In the world of speech and debate, the Cornfield Clash is quickly becoming a must-attend event for homeschool students throughout the Midwest.
From Thursday, March 13, to Saturday, March 15, Concordia University will host talented young speech and debate students. This will be the second year of the tournament, in which about 90 students compete across 12 speech categories and three debate categories.
Students from Texas, Wyoming, Oklahoma, Kansas, Colorado, Arkansas and Illinois attended last year’s event.
The Cornfield Clash is in the StoaUSA league, which is a Christian homeschool speech and debate league for students from seventh to 12th grade. Cornfield Clash tournament director Kristin McKinnon helped start StoaUSA in Nebraska after moving from Seattle four years ago. She leads Forge, a speech and debate team of 22 students out of Grand Island.
Joe Davis, then-head coach of Concordia’s speech and debate team, coached and judged events for StoaUSA in Nebraska, where he connected with McKinnon’s two sons and recruited them to his team. He also hosted workshops for Forge students at Concordia. When the idea for a Nebraska tournament emerged, Forge turned to Davis, and Concordia gladly stepped in as the venue.
McKinnon said the university has been welcoming and accommodating.
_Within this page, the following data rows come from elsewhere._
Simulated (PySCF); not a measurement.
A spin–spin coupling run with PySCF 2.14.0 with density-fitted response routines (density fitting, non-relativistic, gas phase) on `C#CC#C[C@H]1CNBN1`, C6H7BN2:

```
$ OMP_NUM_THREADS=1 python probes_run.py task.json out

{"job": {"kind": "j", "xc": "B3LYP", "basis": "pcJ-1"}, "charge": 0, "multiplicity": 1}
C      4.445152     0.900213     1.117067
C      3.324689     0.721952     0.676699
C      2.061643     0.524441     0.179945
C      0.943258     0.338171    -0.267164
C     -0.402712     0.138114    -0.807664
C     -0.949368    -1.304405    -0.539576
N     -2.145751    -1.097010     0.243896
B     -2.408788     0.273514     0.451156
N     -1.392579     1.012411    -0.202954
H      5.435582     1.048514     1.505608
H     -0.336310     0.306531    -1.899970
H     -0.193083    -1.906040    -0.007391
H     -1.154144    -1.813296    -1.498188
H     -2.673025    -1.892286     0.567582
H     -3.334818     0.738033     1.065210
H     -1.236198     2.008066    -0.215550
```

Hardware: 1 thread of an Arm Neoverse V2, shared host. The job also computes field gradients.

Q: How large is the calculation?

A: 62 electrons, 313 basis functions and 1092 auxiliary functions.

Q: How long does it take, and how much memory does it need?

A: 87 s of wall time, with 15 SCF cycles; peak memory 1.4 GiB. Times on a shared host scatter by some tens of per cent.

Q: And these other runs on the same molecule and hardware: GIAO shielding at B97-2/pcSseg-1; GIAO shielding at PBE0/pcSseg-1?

At the end of every StoaUSA tournament, there is a late-night ballot party, typically at a restaurant, where students receive their awards and ballots with feedback from judges. Since Seward is a smaller town and places are not open as late, Concordia hosts the party.
“We had dancing and root beer floats and a popcorn bar, and we just did it all at Concordia,” McKinnon said. “The kids really enjoyed that it was a small, cute town and the way they just got to hang out on campus.”
Forge member Gabi Meier is competing in six speech events and two debate events in the tournament, which is the maximum number allowed.
Meier said she got great advice from the judges at the last tournament she competed in and used it to tweak some of her speeches. She said she is looking forward to presenting the speeches and is excited for the tournament.
“I really enjoy the community of people that they have at the tournament,” Meier said. “I really like connecting with different people that do speech and debate and have the same interests. I also really enjoy having the competition between everybody and working and improving all my speeches and really growing in that. It's a lot of fun. “
McKinnon is looking for more judges from the community to volunteer for the event. McKinnon said judges can volunteer for as few or as many rounds as they would like. They do not need to have any prior experience in speech or debate and can get all the information they need at a 25-minute orientation before the round begins.
Four state senators and a Seward City Council member will be among the judges.
Thomas McKinnon, Kristin’s son who is now on the Concordia Speech and Debate team, has been judging tournaments for two years now and said he has enjoyed getting to see people improve from last year and use the feedback he gave them.
“I think it's really fun to listen to a lot of different opinions from these kids because they have some creative opinions and creative speeches,” he said. “It makes you think about a lot of different ideas, and a lot of it's really abstract and fun to listen to – especially debate because there's things you never would have thought that someone would have been able to make an argument out of.”
Sign up to be a judge at https://stoahub.org/tournament/cornfield-clash-ne-2025. Food and drink will be provided to all judges.
Speech and debate helps students develop skills, such as communication and responsibility, that they will use for the rest of their lives, regardless of the career field they enter. McKinnon said she loves watching kids’ confidence soar and seeing them grow in different speech categories.
“When I first joined speech and debate, I hated public speaking,” Meier said. “I was not a public speaker, and I hated anything that had to do with talking in front of people. But, speech and debate really helped push me outside of my comfort zone, and I've gotten a lot more comfortable with public speaking. The community and everybody there is so encouraging, and it really just helps you grow so much.”
McKinnon said she enjoys watching the students develop their skills from tournament to tournament and year to year. Those in the top 30% of their event at the end of the tournament get a check mark, and two check marks in the same event from two separate tournaments gets kids into the national competition for that event.
Nationals will be in May in Tulsa, Oklahoma, this year.
“I’m most looking forward to all the students gathering together and watching them get to go do what they love,” McKinnon said. “There’s a lot of kids that just love this. It's their passion.”